I’m sad today because Al went back home after a brief visit
and I have the funeral for my friend later.
Al came on Thursday night, my night off, even though I was on for the weekend starting at afternoon carpool on Friday. We were excited to have one night of alone time before taking over the kids. He stays at a hotel when he is here when I’m on because of our no overnight visitors nest rule.
Taking my long distance boyfriend to the hotel at 10 p.m. sucks.
But I don’t want to upset the kids either, this is their home after all.
So, I was happy and all dressed up on Thursday night ready to head to the airport when Stanley comes in from work.
That wanker pulled a fast one!
Merlot was whiny saying her stomach hurt
and Jumping Bean was having a hissy fit due to little girl drama at school.
It was all really harshing my happy mood and I was waiting for him to come in so I could bolt.
He finally comes in and says that he has a Beer Club meeting that he has to go to and
“I guess I will just take the kids. They will be alright for 3 hours.”
3 hours with beer monkeys?
NOT ON YOUR SWEET ASS.
That is the equivalent of taking them to a bar for 3 hours.
NO NO NO NO NO.
The little girls hear this plan and start clinging to me, like hair on soap, begging me to intervene.
So, there went date night.
Off I went to get Al, with promises to bring him back to the house and stay until Stanley gets home.

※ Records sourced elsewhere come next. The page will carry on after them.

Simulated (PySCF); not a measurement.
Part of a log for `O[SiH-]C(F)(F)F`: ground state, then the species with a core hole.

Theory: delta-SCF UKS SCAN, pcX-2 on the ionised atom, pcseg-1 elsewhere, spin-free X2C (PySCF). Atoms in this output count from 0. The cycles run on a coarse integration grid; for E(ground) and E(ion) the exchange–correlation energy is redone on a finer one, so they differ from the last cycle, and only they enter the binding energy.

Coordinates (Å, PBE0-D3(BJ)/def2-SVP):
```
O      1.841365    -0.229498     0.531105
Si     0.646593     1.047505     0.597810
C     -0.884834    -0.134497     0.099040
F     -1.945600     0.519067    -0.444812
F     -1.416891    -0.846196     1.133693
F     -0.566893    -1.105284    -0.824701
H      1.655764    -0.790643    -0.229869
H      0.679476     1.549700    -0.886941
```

Stanley is like, “Oh, umm, I forgot the meeting, I will owe you one.”
You bet your ass you do!
So, Al and I ate leftovers for date night, dealt with whiny kids, helped Merlot study her spelling words, until dude gets home at 9:45. We had a fabulous time alone until 2:15 on Friday when it was full on kid time. Jumping Bean was in a precarious mood Friday evening, I wasn’t sure if she was upset about school or tired or what until after I returned from dropping Al at the hotel and found a note on my bed.
I really like Al, but there is no way I can ever consider him my stepfather. I also can never see you getting remarried. But I want you to be happy. Since I can never say this to you out loud, I decided I could write it. I love you, Jumping Bean XOXO
Chick is almost 11 years old. I get all teary and decide, fuck it,
this is how she communicates with me, write her back.
Dear Jumping Bean,
I really love you and I really like Al. You and the other children will always be the most important thing in my life. You already have a father and Al would never want to come between you and Daddy. I however, do not have a husband. He is very sweet to me and just wants to make my life easier. I hope one day it will be okay with you if I get married again. I love you, Mommy.
I slip the note under her door and a few minutes later she comes in my room crying and falls into my arms. I told her I had no plan to get remarried but that I hoped that one day I did find someone to spend my life with because I really don’t want to be alone forever and she and the other kids will grow up fast and go to college and life their own lives. She nods and says she loves me. It was a love fest all around and cathartic for us both.
Yes, I was hoping to play on her sympathy, with the being alone line, but it is also the truth.
She was better on Saturday and we had a nice day yesterday. I took him to the hotel at 10 pm last night and picked him up at 5:30 this morning to get him to the airport in time for his early flight. He has a day planned with his youngest daughter and had to get back bright and early.
It is very hard to date with kids. They have opinions and baggage from their broken homes. Al’s kids want him to love their mom again and I’m sure that my kids would rather it was Stanley who made me laugh and smile instead of this other man. I realized that it was very unrealistic of me to think that they would never have a problem with me inserting another man into their lives. To be honest, Al’s kids aren’t doing great with it either and they are older.
I see this will be a long process. I will be reading everything I can get my hands on now about helping children adjust to their parent’s dating lives.
Stanley on the other hand, is on my shit list.
How does he think that it is appropriate to take 2 little girls to a bar for 3 hours?
I think a pursebrick to the noggin is the only option left to knock some sense into his head.